We do care very deeply about metrics that show they have explored and thought hard about their own individual future.
Here are some of the things we do care about and that we measure throughout BECOME:
And we really love it when we can see the ideas changing and diversifying within a group over time as a result of their explorations!
Data can help us work out how far we've gone towards these things we really care about.
So we do use data, but we use it to show schools a real picture of their students' emerging aspirations. (Just imagine having that data as a school system from Year 5 and up!)
The aim is always to encourage student agency, skills development and deeper understanding of career opportunities and ideas that appeal to them, personally.
Evidence and data can be useful for making decisions, adjusting plans and setting strategic goals for any career program or student futures plans in schools.
BECOME has launched a new way to capture and analyse student career aspirations and career readiness before and after students undertake the BECOME program.
Data can tell us if our efforts are having an effect, and gives us a peek into some of the patterns in student aspirations, such as a class with an unusually high number of aspiring psychologists.
A core tool in the holistic BECOME program is the BECOME.ME student web app.
This 'exploratorium' lets students have fun exploding and exploring all the interlinked clusters of career ideas and occupations. The teacher-led BECOME lessons and the personalised log in the web app support every student to look for and collect career ideas that they may not have heard of before.
In the lessons they consider their personal motivations and look for indications that a career might be a good fit for them. They're learning the skills to explore, design and navigate a career future for themselves.
The BECOME.ME app kick-starts wide career exploration.
As of 2025, on first log in to the BECOME.ME app, we now ask students a few very simple questions about their career ideas and their attitudes about the future and about learning at school. We correlate this data into a baseline or benchmark report.
The Program Lead or leadership at the school receive the pre-BECOME Benchmarking report from us with student data and some analysis about what it means. So we'll notice a class full of aspiring psychologists or, more worryingly, a class with very few ideas or aspirations. Either way, we have time to do something to broaden and deepen their thinking.
After the BECOME program, we check in with students and collate the data again.
This time we prepare a full Insights Report, which can be extremely useful to a school by providing evidence and insights about the effect of their efforts in career education and student futures.
This Insights Report is often used for strategic planning, to design learning experiences and community engagement about careers, aspirations and limiting factors.
For BECOME, the aim of successful career education is to support each young person to explore as widely as possible, consider their motivations and interests deeply, and engage in new avenues of career exploration.
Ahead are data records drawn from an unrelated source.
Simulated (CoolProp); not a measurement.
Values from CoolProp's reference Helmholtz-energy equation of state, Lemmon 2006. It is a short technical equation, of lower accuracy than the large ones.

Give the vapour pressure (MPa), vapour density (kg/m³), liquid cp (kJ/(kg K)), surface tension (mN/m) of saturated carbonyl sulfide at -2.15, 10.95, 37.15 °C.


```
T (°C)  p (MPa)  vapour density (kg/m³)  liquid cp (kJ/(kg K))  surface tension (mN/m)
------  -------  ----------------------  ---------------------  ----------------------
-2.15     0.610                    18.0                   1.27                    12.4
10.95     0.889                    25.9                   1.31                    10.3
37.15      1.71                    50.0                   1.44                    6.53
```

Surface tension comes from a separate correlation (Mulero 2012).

Students also engage in self-led career experiments in which they gain and develop skills to take agency over their own life and career.
Data can tell us if our pre-program aspiration translates into wider career aspirations after the program. It helps us track attitudes about the future -- which after BECOME usually show positive lifts in optimism, confidence and willingness to take action.
Using this data supports educators with assurance that we are all on the right track!